A handbook for student leaders

Kent Keith was a Harvard undergrad in 1968 when he published the “Commandments” as part of a handbook he wrote for student government leaders. In it, he called on youth to reject showboating in favor of low-profile, efficacious strategies for change. Even in those days, when narcissism was generally frowned upon, this was a tough sell.

But Keith, a lay Christian, felt it was necessary. During college, he was involved in leadership mentoring and gave speeches to student council workshops and conferences across the country. In his 2021 book The Paradox of Personal Meaning, he wrote about what he observed in his generation: “They gave up, because the change they sought was not happening, and people did not appreciate what they were trying to do. I told them they needed to love people, because love is one of the only motivations that is strong enough to keep you with the people and with the process until change is achieved.”

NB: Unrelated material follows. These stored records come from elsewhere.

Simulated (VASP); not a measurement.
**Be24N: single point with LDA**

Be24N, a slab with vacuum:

His 1968 handbook, The Silent Revolution: Dynamic Leadership in the Student Council, did not linger on the subject of love as such. It just collected Keith’s thoughts on how to achieve incremental but reliable change by prioritizing the common good over one’s own public image. Fifty-six years later, following seismic changes in media, most young people have a “public image” in a truer sense than Keith’s generation could have imagined. In this new era of student activism, the challenge of doing the right thing for the right reasons is exponentially steeper. And Keith’s clarity is still preternaturally mature.

***

Reading The Silent Revolution is a curious experience. The voice is quaint and many of its examples trite, which makes you imagine Keith’s audience as teens from an earlier time: bobby-socked, clean-cut, more preoccupied with homecoming than the Tet offensive or the Edmund Pettus Bridge in Selma. But its insights—which fall into that zone of things which are obviously wise yet rarely put into practice—offer an overview of the self-denial that true leadership requires at any level.

For example, Keith reminds his readers that the defenders of the status quo are fellow human beings, probably acting in good faith. Rather than see these officials as enemies, students who want to challenge them should seek understanding. Since all of us are fallible in our reasoning, he suggests that we “move forward with a set of ‘tentative conclusions.’ When new knowledge comes to light we have to be flexible. So add a dash of humility to the next decision.” You will not be as secure as someone who takes an absolute stand, but that person’s sense of security is false: “taking absolute stands on many issues is merely a matter of running away from them…. issues today are complex, and must be faced in their full complexity.”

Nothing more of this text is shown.